Three months later, Jones flew in a small plane to visit the retired president. The plane crashed and Jones was killed. In his briefcase was found $61,000 in cash. No one was ever able to explain why Jones was taking such a large sum of money to Eisenhower. (28)

As a U.S. senator, John F. Kennedy voted to reduce the depletion allowance. (29) Texas oilmen were obviously concerned when Kennedy became the front-runner in the 1960 presidential election. It is true that Lyndon Johnson and Sam Rayburn were in a position to try and block the move in Congress. However, Kennedy had the potential to draw attention to this unfair tax loophole. As Sam Rayburn pointed out, if the oil depletion allowance was debated in Congress: “They’d cut it to fifteen, ten, five percent – maybe even take it away altogether. Do you think you could convince a Detroit factory worker that the depletion allowance is a good thing? Once it got on the floor, it would be cut to ribbons.” (30)

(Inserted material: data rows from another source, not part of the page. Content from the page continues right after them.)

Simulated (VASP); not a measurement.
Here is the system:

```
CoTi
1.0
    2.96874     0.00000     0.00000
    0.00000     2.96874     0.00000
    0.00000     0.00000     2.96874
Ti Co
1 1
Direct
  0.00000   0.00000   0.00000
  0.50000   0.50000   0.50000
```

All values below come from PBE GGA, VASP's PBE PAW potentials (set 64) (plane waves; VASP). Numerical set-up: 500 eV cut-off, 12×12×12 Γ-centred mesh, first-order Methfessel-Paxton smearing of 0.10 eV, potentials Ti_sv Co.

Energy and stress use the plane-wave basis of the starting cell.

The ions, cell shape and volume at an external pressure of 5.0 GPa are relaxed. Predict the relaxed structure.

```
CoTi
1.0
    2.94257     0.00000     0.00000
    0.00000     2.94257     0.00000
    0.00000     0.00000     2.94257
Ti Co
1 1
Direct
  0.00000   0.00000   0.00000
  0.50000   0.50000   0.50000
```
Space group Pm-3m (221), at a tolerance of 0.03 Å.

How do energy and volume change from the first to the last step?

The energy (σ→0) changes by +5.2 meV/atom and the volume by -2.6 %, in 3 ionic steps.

In order to win votes in Texas, Kennedy changed his position on the oil depletion allowance. This was probably something that was negotiated by Johnson. In October, 1960, Kennedy wrote a letter to his Texas campaign manager outlying his policies on the oil industry. He said he wanted to make “clear my recognition of the value and importance of the oil depletion allowance. I realize its purpose and value… The oil-depletion allowance has served us well”. (31)

Kennedy’s support for the oil industry was reflected in the appointment of John Connolly as Navy Secretary. Connolly was of course Sid Richardson’s attorney and a long-time lobbyist for the oil industry. This was a post that brought with it the power to issue lucrative contracts to Texas oil companies. When Connolly resigned to become governor of Texas, he was replaced by another one of Johnson’s Texan friends, Fred Korth. He was of course forced to resign in October, 1963, as a result of another Texan corruption scandal, the awarding of the TFX contract to General Dynamics. (32)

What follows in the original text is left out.